Spark job using Data in Object Store

In DataLabs, users can create Spark clusters from the notebooks in their sessions and submit jobs to them. This page describe how a user can submit a Spark job using data stored in the Object Storage.

Prerequisites

The user would need to have first obtained the Object store credentials from the JASMIN support team. These would be in the form of two strings - an access key and a secret key. These should be stored securely.

Create Notebook

Create a Jupyter notebook within your defined project. When the notebook is created the Spark properties needed for the Spark cluster to be created is dynamically loaded into the notebook environment.
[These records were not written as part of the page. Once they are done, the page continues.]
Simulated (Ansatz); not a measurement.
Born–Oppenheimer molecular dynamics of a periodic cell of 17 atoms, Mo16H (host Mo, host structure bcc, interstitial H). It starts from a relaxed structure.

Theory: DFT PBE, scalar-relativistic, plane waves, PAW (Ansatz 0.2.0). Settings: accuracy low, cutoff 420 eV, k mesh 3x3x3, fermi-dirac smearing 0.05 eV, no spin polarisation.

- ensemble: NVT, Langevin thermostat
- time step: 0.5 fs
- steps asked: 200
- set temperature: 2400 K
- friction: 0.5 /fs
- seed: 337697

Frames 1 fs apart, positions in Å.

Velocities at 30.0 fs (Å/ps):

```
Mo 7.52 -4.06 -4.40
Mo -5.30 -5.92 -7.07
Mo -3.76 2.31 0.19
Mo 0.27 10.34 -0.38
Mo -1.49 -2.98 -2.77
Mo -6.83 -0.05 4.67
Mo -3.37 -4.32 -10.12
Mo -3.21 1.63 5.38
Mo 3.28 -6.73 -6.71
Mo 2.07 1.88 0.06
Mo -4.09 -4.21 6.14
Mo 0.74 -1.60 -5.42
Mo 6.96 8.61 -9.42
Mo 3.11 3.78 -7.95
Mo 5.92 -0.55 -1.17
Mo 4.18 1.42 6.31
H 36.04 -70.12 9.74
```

Set Object Store Credentials in the environment

import os
os.environ['PYSPARK_PYTHON'] = '/usr/bin/python3'
os.environ['ACCESS_KEY'] = "xxxxxxx"
os.environ['SECRET_KEY'] = "xxxxxxxxx"

Create Spark session

from pyspark.sql import SparkSession
spark = SparkSession.builder.appName('Cropnet') \
    .config("fs.s3a.access.key", os.environ.get('ACCESS_KEY')) \
    .config("fs.s3a.secret.key", os.environ.get('SECRET_KEY')) \
    .config("fs.s3a.endpoint", "http://ceh-datalab-U.s3-ext.jc.rl.ac.uk") \
    .config("fs.s3a.path.style.access", True) \
    .config("fs.s3a.impl", "org.apache.hadoop.fs.s3a.S3AFileSystem") \
    .getOrCreate()

Read data from the Object store

df = spark.read.csv('s3a://cropnet-test/crops.csv', inferSchema=True,header=True)

Dispaly the dataframe created

df.show()

Stop the Spark session

spark.stop()